Friday, March 06, 2009

I'm On The Expressway To Hell

WEDNESDAY NIGHT
I spend the day with the family and the brand new nephew. The boys all leave me alone, which is good. Q sends me two texts but I just delete them and go about my business. Frickin' Dutch Boy calls again at 2 in the morning. I don't answer. What is his deal? I don't think I want to know.

THURSDAY
MNS wakes me up with a few texts bright and early. Um, hello, this is my day off people. I kinda wanted to sleep in. *sigh* MNS is on it like blue bonnet with the texts. He desperately wants to see me, blah blah blah. I tell him I will be home later this afternoon when I'm done with family stuff. He says, and I quote, "If I don't make it over this afternoon, I guarantee I will see you in the morning". It's the little words that a woman gets hung up on. MNS has never guaranteed or promised me anything. He is very smart in that way. It's always "I hope", "I will try", "Maybe", etc. For him to throw down the guarantee guantlet is really quite unique. But I still don't get my hopes up. It just triggers something in my mind that maybe he is getting closer to being a reality.

Bears calls me while I'm with my Sissy and asks if he can see me today. I ask him why he didn't return any of my texts. He says he didn't get them and was wondering why I didn't return his. I didn't get any. Either he's lying like a blanket or his new phone didn't get the text on it. Either way sucks. He says he is hoping to get off work at 3 and would like to take me to dinner. I say that sounds good and I will head to his side of town when my family takes off for home. After the family leaves I head to the West side. I call him and he says his boss asked him to work late but he should be off by 5 or 6. I'm cool with that because I would like to go home and take a nap. He says he will call as soon as he's off work.

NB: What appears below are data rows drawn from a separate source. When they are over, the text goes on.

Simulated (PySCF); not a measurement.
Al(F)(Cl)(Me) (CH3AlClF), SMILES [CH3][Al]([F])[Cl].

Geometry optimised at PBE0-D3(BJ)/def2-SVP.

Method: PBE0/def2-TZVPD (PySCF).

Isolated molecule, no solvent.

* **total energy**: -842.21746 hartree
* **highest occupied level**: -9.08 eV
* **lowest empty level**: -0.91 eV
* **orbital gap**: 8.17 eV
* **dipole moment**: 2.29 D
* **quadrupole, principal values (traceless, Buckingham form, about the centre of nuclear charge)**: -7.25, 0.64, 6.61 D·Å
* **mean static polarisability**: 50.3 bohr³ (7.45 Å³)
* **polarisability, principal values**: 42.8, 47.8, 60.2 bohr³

Q starts texting me. Says he will be in town this weekend and wants me to come out with him and his family. I say no. He asks if I want to see him. I say no. He says he wants to see me. I say no. Do you see a pattern here? He thinks it would be great to get together. I tell him it's not a good idea. He asks if I want to talk to him. I say no, we have nothing to talk about. He says we have a lot to talk about. I'm starting to think his brain is made of bricks and he's not hearing anything I say.

6 PM rolls by and there is no word from Bears. I wait until 7 and call him. He doesn't answer. What is your deal, dude? Ever since you got to this stupid state I have barely heard from you. I realize you are busy setting up your new life and job and crap but make a minute for a sister, would ya? I just need an hour to know if this is a no-go or a hold on, it could be good kind of thing.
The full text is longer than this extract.